Chirpstack flooding gateway with downlink messages

Hi, Ive seen a similar problem here but at the end I think I don’t understand everything correctly:

I have a setup of 10 Class-C end devices and a single Kerlink gateway.
Everything is fine when I send 1 or 2 downlink messages to these nodes.

In certain situations I want to send messages to all nodes (even 3 messages per node) and I would expect chirpstack to schedule it properly for me.

From different logs I can see that chirpstack is pushing downlinks to my gateway and flooding it with messages.
Within single seconds it sends multiple messages to multiple nodes and reties that every 5 sec for every node, probably due to this setting:
class_c_lock_duration="5s"

In kerlink mqtt packet forwarder logs I can see lots of PULL_RESP like:

2025-02-19T09:53:45: Sending PULL_RESP, random_token: 6538, remote: 127.0.0.1:59059
....
2025-02-19T09:56:22: TX_ACK received, random_token: 6538, remote: 127.0.0.1:59059, error: NONE
2025-02-19T09:56:22: Handle TX_ACK error: No cache item for token, random_token: 6538, remote: 127.0.0.1:59059

In my understanding chirpstack is pushing these messages too often to the gateway. Gateway due to its duty cycle restrictions or whatever other reason cannot send this messages immediately and sends them after almost 3 minutes (9:53 vs 9:56).
In the meantime this token is removed from cache (probably after 1 minute) and gateway fails to do anything with it.
Additionally in the meantime chirpstack is pushing more and more messages to the gateway as it is retrying them causing a snowball effect becoming even worse and getting “stuck”.

Am I getting something wrong?
Of course I can extend class_c_lock_duration even to 1 minute, I can do my own scheduling or change my approach totally.
Im just a bit afraid that its just a matter of scale when the problem hits me again in production on 4000 end nodes and multiple gateways.

I would expect chirpstack to know the regulations of EU868, chirpstack knows how many gateways are available, how many messages are to be sent, probably it can also calculate time on air basing on current SF.
In that case I would expect chirpstack + kerlink to do the scheduling job for me instead of getting stuck on wrong timings.

I heard multiple times from different people that “LORA is not too good in sending many downlink messages” and I can understand that there are certain duty cycle restrictions etc, but … From my perspective there is something wrong in here, I’m wrong or my expectations are just too high :slight_smile:
I would understand that scheduling of 1000 confirmed messages can be slow and can take hours to accomplish but I cannot see a reason for it to get “stuck” forever…

Firstly I changed my implementation from confirmed to unconfirmed messages but unfortunately the problem remained the same :confused:

I was hoping that its more a problem of waiting for device confirms but it looks like its a general problem of waiting for txack vs token expiry.
Unconfirmed messages are also expecting to receive a txack - and gateway is sending these txacks too slow (because of duty cycle).
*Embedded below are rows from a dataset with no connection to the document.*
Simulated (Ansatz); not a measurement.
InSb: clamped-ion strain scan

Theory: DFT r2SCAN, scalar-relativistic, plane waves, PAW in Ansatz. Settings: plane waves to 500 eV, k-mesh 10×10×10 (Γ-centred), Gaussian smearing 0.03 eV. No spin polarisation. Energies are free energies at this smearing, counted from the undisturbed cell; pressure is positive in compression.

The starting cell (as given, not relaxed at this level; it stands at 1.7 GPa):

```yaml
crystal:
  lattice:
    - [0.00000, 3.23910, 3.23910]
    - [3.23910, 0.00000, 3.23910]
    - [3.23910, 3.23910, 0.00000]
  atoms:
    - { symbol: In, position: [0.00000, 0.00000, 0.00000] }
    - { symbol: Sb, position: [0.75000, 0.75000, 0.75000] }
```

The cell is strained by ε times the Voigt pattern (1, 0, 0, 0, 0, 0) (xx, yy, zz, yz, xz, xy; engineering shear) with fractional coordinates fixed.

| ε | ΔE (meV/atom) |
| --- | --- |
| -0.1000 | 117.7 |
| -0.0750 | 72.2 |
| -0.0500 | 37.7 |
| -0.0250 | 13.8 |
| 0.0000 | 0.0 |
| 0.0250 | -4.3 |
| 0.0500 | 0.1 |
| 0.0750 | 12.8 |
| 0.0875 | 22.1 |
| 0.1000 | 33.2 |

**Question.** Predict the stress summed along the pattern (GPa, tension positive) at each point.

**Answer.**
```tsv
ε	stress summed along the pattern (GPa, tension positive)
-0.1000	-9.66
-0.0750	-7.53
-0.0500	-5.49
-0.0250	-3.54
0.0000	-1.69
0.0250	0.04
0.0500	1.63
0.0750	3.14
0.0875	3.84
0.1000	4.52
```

I ended up with my own rate limiter implementation on the application side and its a workaround for the problem.
I only did initial testing but it works as expected without “getting stuck” effect.
I actually make my own queue of downlink messages that I want to “enqueue” on chirpstack and I push them to chirpstack grpc in rate: 1 per 3 seconds.
Additionally I analyze event.ack and event.txack incomming from chirpstack (depending if its a confirmed or unconfirmed message) and I track “pending” messages and not exceed some low number like 5.

I still think that similar implementation should be introduced inside of chirpstack as it has much more knowledge (about number of gateways, which gateways are used while sending message, what SF is used etc).

Currently there are 3 different queues:

  1. on the gateway making sure that we are within permitted duty cycle
  2. in Chirpstack - all enqueued messages are there for every device
  3. in my application - making sure Im not pushing too much and too fast to chirpstack.

This seems to be way too complex :wink:

Kerlink’s stock software doesn’t have duty-cycle restrictions, unless you installed something that does.
Since the late versions of the UDP packet forwarder, Class C downlink requests will be queued and scheduled in the LoRa gateway by the internal Just-In-Time (JIT) scheduler.

Contemporary gateways based on a single SX1301 can only transmit one frame at a time, and may be half-duplex.

Chirpstack doesn’t automatically retry sending messages. That setting you quote is described as:

This defines the lock duration between scheduling two Class-C downlink payloads for the same device. The purpose of this lock is to avoid overlap between scheduling Class-C downlinks and / or spreading the downlink capacity load on the gateway.

If you’re sending so many messages that it’s not possible for the gateway to transmit them fast enough, are you breaking your local regulations? It sounds like you’re continuously transmitting.

What datarate are you using for RX2? If you’re using the lowest-possible, why not consider a higher datarate? using the lowest may lead to the gateway spending a lot of time in transmit mode, causing uplinks to be lost in this usecase. Every time you go up by 1 level, you half the time spent transmitting the message.

Is it necessary to send all 3 messages to every device at once? What’s the behaviour of your device like?
I would have expected the device to respond to every downlink, so you wouldn’t actually be able to send downlinks like that.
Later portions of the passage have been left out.